The People’s Protection Units (YPG) on Thursday announced the arrest of three men it said were foreign fighters with Islamic State.
Mohammad Ali, Dirk Richard Pleil and Ergün Orhan were captured during YPG counter-terror units (YAT) operations in the Kobane and Jazeera cantons of the autonomous region in northern Syria, the YPG said in a statement on Thursday, October 11.
Ali worked as a sniper and trainer, said the statement.
Also known as Abu Turab al-Kanadi, Ali is accused of recruiting for ISIS over social media and advocating for attacks in Canada.
“Turab was definitely an important trainer for ISIS. He said that he was training fighters in the desert for several years. Easily hundreds of fighters,” Amarnath Amarasingam, Senior research fellow at the Institute for Strategic Dialogue, told The Defense Post.
“He admitted to being a sniper and was a spotter, and also bragged about it online early on.”

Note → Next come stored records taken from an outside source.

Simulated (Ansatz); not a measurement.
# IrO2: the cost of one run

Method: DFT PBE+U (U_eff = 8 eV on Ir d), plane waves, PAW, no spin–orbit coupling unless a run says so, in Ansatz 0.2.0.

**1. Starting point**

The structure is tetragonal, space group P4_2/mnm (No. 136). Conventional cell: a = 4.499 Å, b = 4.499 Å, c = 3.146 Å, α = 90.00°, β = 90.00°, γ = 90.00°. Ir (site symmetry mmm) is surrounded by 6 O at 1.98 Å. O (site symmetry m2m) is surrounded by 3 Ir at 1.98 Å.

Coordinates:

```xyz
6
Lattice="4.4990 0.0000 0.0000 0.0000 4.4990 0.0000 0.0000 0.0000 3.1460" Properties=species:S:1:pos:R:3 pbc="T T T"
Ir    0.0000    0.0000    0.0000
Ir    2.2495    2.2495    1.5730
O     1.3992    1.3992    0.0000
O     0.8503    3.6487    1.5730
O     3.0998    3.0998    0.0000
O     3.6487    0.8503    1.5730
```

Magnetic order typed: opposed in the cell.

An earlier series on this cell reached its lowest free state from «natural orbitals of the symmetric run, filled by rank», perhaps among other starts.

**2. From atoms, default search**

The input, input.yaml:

According to the YPG, Ali, Pleil and Orhan entered Syria through Turkey in 2014 and 2015.
The YPG did not say when the three men were arrested, but Canada’s Global News reported on Wednesday that Ali, 28, was captured four months ago while trying to escape Syria into Turkey.
Global News interviewed Ali at a makeshift SDF prison in Syria. According to the report, his wife Rida Jabbar – also a Canadian citizen – and children are being held at a nearby camp commonly called Roj camp.
The YPG is a core component of the Syrian Democratic Forces, the main U.S.-led Coalition ally on the ground fighting ISIS in northern Syria.
Not much is known about the other two men. Pleil “has been working within the ranks of the organization as a doctor-prosthetist but at times has been also directly involved in atrocities,” while Orhan was “active in Jarablus and Raqqa,” the YPG said, without elaborating on his activities. Pleil is a German citizen and Orhan is a “Turkish national born in Germany.”
ANF released a video interview with Orhan in March, saying he had surrendered to the YPG in Deir Ezzor.
According to Abdulkarim Omar, co-chair of Foreign Affairs for the Democratic Federation of Northern Syria, the SDF is holding nearly 900 ISIS foreign fighters, 400-500 of their wives and more than 1,000 children from 44 countries.
It’s unclear why the YPG announced the arrests now.
ISIS foreign fighters
At its peak, ISIS attracted thousands of foreign fighters to Syria and Iraq, but it has since lost almost all of its territory, including its de facto capital in Syria, the northern city Raqqa.
Since then, Coalition-backed forces have been detaining foreign ISIS members in both Syria and Iraq.
According to the YPG general command, between December 2017 and January 2018, ISIS foreign fighters from Tunisia, Jordan, Saudi Arabia, Turkey, Albania, Germany, Sweden, France, the United Kingdom and other European countries were arrested while trying to escape to Turkey from territory controlled by the SDF in northern and eastern Syria.
On September 20, the DFNS said it handed over custody of Sudanese woman accused of belonging to ISIS to a Sudanese diplomat in Qamishli.
Some countries are unwilling to accept extradited nationals who fought with ISIS in Syria. The legality of any extradition process is itself unclear because they are held by the SDF, a non-state actor.
In July, two Americans accused of supporting ISIS in Syria were transferred to the United States.
Samantha Elhassani, an American woman who traveled to Syria with her husband and children to live in ISIS-held territory, was charged with making false statements to the FBI. Elhassani says she was tricked, captured and tortured by ISIS in an interview with PBS Frontline earlier this year.
In January, the French wives and children of ISIS fighters captured in Syria sued the government for refusing to repatriate them. The French government has told The Defense Post that men and women detained in Kurdish-held areas of Syria should be held there if they can be guaranteed a fair trial.
Lebanese members of ISIS have also been transferred to Beirut, and a number of Russian wives and children of ISIS fighters have said to be sent home. The Russian foreign ministry has not replied to requests for comment.